Two weeks gives the top players a chance to take a breath, and it also gives the bubble players two weeks to slog it out to have a chance to get into the Playoffs or to improve their seeding points in the Playoffs.  That’s their option.

Giving those who want a break two weeks off could also be the catalyst for making a once a season rule for the Playoffs.  Instead of just calling them Playoffs, actually make them Playoffs: Everybody HAS to play in all Playoff events if they qualify and enter the first one.  If they don’t enter the first one, they have four weeks off.  Because Tour players are independent contractors, there’s always push back for things like this, but they don’t have to start if they don’t want to play all four. They are not compelled to participate, but if they start, they should go until they are eliminated or fall over from being over-golfed.  

It’s Playoffs, not sort of kind of Playoffs. You have to start and keep going until you play yourself in or out.  That makes them more compelling than ever before, particularly with the end of season being the Tour Championship starting in 2013.  

“Starting next year, everything will come to an end in Atlanta,” PGA Tour Commissioner Tim Finchem rightly pointed out during the Sunday telecast. “It’s going to play into making these Playoffs bigger.”

He’s right about that, but still, if players are allowed to skip events, and the events skipped would be one of the first three, those skipping would be top ranked, top points players. Nobody skips Atlanta these days because the guaranteed money for playing four rounds in Atlanta—more than $300,000—is something that is attention-getting.

Now to those pesky points. While they are troublesome and unwieldy because nobody—viewers, players, television announcers—knows where golfers stand from moment to moment due to the complicated computations, they are less troublesome than the idea that players can skip events and still be in contention or win. 

An easier idea would be to throw out the points for the Tour Championship and just use the place of finish.  If a player comes into the Tour Championship in 10th place, he would have to finish in X place to win the FedExCup.  And so forth.

However, the scenarios are more complicated than that.  So we could be shown the what ifs during the final two rounds, such as for the 10th place player in points coming in to the Tour Championship to win, he would have to finish in X place and players one through nine in points would all have to finish Z place or worse.  That’s easy to understand.   

Some of that is done, at least for media types. Realistically, a fan just needs to have that list for half of the field.  That’s 15 what ifs.  Then, once guys start finishing, you can cross off the players who can’t win it any more and focus on those who still can.  

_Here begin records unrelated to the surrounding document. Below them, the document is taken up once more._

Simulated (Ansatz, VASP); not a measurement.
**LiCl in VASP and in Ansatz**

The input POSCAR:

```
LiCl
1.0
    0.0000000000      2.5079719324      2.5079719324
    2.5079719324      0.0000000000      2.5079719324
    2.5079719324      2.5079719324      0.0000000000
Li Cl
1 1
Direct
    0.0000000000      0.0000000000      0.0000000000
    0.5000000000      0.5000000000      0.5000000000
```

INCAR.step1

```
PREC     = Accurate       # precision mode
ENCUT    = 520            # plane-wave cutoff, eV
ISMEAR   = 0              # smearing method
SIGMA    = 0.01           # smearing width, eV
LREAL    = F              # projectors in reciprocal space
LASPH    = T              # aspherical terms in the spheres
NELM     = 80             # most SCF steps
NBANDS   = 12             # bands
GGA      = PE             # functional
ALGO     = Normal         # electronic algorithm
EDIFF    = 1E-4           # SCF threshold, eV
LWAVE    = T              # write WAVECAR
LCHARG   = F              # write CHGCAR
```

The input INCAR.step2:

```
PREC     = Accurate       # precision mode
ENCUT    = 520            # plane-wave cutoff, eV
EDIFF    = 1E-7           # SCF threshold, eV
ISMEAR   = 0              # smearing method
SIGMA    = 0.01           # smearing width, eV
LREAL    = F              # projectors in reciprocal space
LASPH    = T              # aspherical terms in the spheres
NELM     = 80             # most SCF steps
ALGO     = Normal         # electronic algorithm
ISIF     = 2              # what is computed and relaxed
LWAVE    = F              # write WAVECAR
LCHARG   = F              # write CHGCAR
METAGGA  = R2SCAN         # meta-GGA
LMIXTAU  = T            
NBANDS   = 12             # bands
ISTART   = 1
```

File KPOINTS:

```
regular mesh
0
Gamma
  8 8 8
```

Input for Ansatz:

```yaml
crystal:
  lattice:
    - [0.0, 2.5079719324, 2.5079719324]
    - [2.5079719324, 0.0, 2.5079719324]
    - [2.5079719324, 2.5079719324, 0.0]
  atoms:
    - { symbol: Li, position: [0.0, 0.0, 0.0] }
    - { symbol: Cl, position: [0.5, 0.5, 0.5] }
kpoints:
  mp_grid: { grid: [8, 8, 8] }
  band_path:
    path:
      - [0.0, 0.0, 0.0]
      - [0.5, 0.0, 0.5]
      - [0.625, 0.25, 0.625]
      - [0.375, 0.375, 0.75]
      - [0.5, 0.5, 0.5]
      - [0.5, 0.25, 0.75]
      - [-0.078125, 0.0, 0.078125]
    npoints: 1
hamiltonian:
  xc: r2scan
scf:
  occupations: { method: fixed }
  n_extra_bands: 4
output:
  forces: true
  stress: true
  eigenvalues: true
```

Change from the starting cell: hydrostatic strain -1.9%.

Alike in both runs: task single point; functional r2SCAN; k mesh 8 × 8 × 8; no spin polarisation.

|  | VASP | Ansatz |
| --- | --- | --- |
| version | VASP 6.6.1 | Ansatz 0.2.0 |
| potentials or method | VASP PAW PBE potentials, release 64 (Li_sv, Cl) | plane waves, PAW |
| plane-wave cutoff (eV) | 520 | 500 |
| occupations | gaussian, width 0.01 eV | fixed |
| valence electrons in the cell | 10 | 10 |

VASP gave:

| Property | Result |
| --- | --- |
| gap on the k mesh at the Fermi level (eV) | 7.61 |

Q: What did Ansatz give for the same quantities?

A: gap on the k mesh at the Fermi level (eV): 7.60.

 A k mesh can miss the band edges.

If points are kept for the final event, golfers and officials can continue to not know what they have to do and be confused all they want without driving the fans crazy with ridiculous computations.  Give the rest of us a cheat sheet with what a guy has to do, where he has to finish. No one wants to sit around with a calculator or a number cruncher watching golf, and right now, that’s what it’s come to. 

Finally, since this squishes the Playoffs into their own month, then the Presidents Cup or Ryder Cup could be scheduled after another week break, giving everybody ample time to take a breath and psyche up for the appropriate team competition. 

So the golf season goes one week later.  So what.  After the recent BMW, wouldn’t most golf fans like to see the Tour Championship start this week instead of waiting ten days?  Rory just won the last two tournaments, and so now we are taking a cooling off period before the next Rory-Tiger-Phil matchup?  On what planet does that make any sense at all?   If there was ever a season to retool the schedule, this one is it.  With the new 2013 season definitely ending with the Tour Championship, it makes more sense than ever.